Go revel ye Cupids, the day is your own

Another chapter in the music of joy, encountered in the middle of the night on my Apple Music (playing stuff, while I sleep, from my classical music library of about 15,000 tracks), during an old man’s brief whizz break. Oh, that’s wonderful, what is it?

On this occasion, last week, it turned out to be more Henry Purcell, who set off my last round of posting on the music of joy — in my 4/20/22 posting “Oh joy, oh rapture unforeseen!” — with “They shall be as happy as they are fair” from The Fairy Queen. Now, in a 1994 recording (by the Philharmonia Baroque Orchestra and the chorus of Clare College, Cambridge), two numbers from Purcell’s Dido and Aeneas: “Fear no danger to ensue” (duet, chorus, and dance) and “To the hills and the vales” (a triumphing dance), from which comes my title above.

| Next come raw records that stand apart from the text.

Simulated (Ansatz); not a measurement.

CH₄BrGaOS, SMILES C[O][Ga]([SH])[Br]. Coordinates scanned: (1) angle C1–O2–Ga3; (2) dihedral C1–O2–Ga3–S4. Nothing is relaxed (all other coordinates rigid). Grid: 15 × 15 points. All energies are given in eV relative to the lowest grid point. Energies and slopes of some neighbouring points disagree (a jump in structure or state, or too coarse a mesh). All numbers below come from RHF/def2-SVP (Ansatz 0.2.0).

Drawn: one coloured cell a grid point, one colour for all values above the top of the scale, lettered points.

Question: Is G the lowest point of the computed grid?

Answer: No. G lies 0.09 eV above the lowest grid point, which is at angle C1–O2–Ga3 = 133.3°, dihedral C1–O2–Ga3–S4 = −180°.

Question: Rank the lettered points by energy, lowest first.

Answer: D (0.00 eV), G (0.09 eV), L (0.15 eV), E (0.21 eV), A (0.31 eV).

(This posting begins with Purcellian singing and dancing in joy, and will end — in a bonus section on Nahum Tate — in singing as a doorway to ecstatic joy. Out-of-your-head ecstasy. My ecstasy.)

The opera. From Wikipedia:

Dido and Aeneas (Z. 626) is an opera in a prologue and three acts, written by the English Baroque composer Henry Purcell with a libretto by Nahum Tate. The dates of the composition and first performance of the opera are uncertain [AZ: but in the 1680s]. The story is based on Book IV of Virgil’s Aeneid. It recounts the love of Dido, Queen of Carthage, for the Trojan hero Aeneas, and her despair when he abandons her. A monumental work in Baroque opera, Dido and Aeneasis remembered as one of Purcell’s foremost theatrical works. It was also Purcell’s only true opera [AZ: a staged music drama with orchestra], as well as his only all-sung dramatic work [AZ: with recitative as well as arias]. One of the earliest known English operas …

“Fear no danger”. The text:

Fear no danger to ensue,
The Hero loves as well as you,
Ever gentle, ever smiling,
And the cares of life beguiling,
Cupid strew your path with flowers
Gather’d from Elysian bowers.

You can listen to a very bright performance by Emmanuelle Haïm and Le Concert D`Astrée, on YouTube here.

“To the Hills”. The text:

To the hills and the vales, to the rocks and the mountains,
To the musical groves and the cool shady fountains
Let the triumphs of Love and of beauty be shown;
Go revel ye Cupids, the day is your own.

A spirited performance by the Monteverdi Choir and English Baroque Soloists, under the direction of John Eliot Gardiner, is available on Youtube here.

Bonus: Nahum Tate. From Wikipedia:

Nahum Tate (1652 – 30 July 1715) was an Irish poet, hymnist and lyricist, who became Poet Laureate in 1692. Tate is best known for The History of King Lear, his 1681 adaptation of Shakespeare’s King Lear, and for his libretto for Henry Purcell’s opera, Dido and Aeneas.

… His poems were sharply criticised by Alexander Pope in The Dunciad.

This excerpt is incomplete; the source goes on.